Eugene Weekly : Books : 1.7.10

 

Choose Wisely
Maile Meloy’s tales of turning points
by Molly Templeton

BOTH WAYS IS THE ONLY WAY I WANT IT, short stories by Maile Meloy. Riverhead, 2009. $25.95.

Both Ways Is the Only Way I Want It is a phrase that sounds certain, stubborn and impossible, a train of thought sure to stall out between stations, neither here nor there. It’s the statement of a person unable to make a choice. The title of Maile Meloy’s newest short story collection comes from a poem by A.R. Ammons that appears as the book’s epigraph and, unidentified, in “The Children,” an affecting story about infidelity, family and love. The poem rings in the head of a husband: “The force with which he wanted it both ways made him grit his teeth. What kind of fool wanted it only one way?”

Not the fools in Meloy’s collection, who are often certain about nothing but their uncertainty. The book opens with “Travis, B.,” one of several tales set in Montana, where twentyish Chet Moran struggles with a leg misshapen by polio and with his inexperience with life beyond riding horses and feeding cows. The world is strange, small and so much bigger than he is. Meloy moves through ordinary parts of the world, summer cabins and simple houses and a power plant that ruins a town’s fishing but also provides needed jobs. Her characters are torn, but quietly; even the tragedies that spike “Lovely Rita” and “The Girlfriend” are human-sized, so far from overwrought that Meloy’s prose is cool, her gaze flinty as she finds the places where people are about to snap and then presses, lightly.

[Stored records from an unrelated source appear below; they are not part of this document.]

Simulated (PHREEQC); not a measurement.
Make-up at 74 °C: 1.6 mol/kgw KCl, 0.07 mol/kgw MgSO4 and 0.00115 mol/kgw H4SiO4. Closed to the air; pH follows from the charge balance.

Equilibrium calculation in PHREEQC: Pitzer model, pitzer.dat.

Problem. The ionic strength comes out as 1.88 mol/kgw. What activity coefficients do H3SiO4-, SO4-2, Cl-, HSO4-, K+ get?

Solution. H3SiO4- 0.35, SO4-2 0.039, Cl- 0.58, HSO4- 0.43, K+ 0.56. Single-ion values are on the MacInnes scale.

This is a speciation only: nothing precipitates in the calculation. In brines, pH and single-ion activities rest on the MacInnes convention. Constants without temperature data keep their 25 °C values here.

But if her incisive, observant prose is cool, it’s never distant. There are lines in Meloy’s stories that might send a shiver through your chest, feelings caught in a delicate net and pinned to the page in uncluttered sentences. Discomfort and desire come to these men, women and children through their choices: to buy an elephant gun, go on a ski trip, pick up a pair of hitchhikers who turn out to have unlikely names or ask questions that shouldn’t be answered. The images with which Meloy encompasses her characters’ dilemmas linger like Polaroids, the colors a little off, the pictures a little fuzzy: the blanket warming an unfaithful husband and a wise wife, the yellow Datsun of a departing crush, a half-trimmed Christmas tree, a long Montana drive, a spinning maple seed. There is enough room in these brief, affecting stories that you can shape them to fit your world: The power plant employees go to a bar that sounds familiar, and the tree climbed by 9-year-old Valentine could be in your yard. Meloy invites her readers into strange lives that have nothing and everything in common with our own. It’s a particular sort of magic she works, domestic, detailed and real, and it lifts her stories to unexpected, engrossing heights.

Fantasy: Fighting Genocide

Two girls, one both infantile and a potential savior, one quiet but resourceful, have to save not only their people but also an entire island. In The Lost Conspiracy (HarperCollins, 2009; $16.99), British author Francis Hardinge forces the European-focused world of fantasy into the realm of the colonized, and not in an insulting, white-guilt-focused way. The adventure begins early, with young Hathin’s desperate need to hide the fact that her sister, Arilou, may not actually be one of the chosen people of the island — one of the “Lost,” who can send their senses out while their bodies remain behind. But that’s a mere fillip compared to the deceits, historical wrongs, horrific plans and daring escapes to come. Murderous rage, desperation, legendary travels, dangerous volcanos, an evil dentist and more haunt the 576 pages of this young adult book. Ignore the completely bogus cover and dive into the richly imagined jungle. The Lost Conspiracy, as enchanting, terrifying, glorious and unusual as any of the best fantasies, should keep fantasy-loving youths riveted and wanting to know more.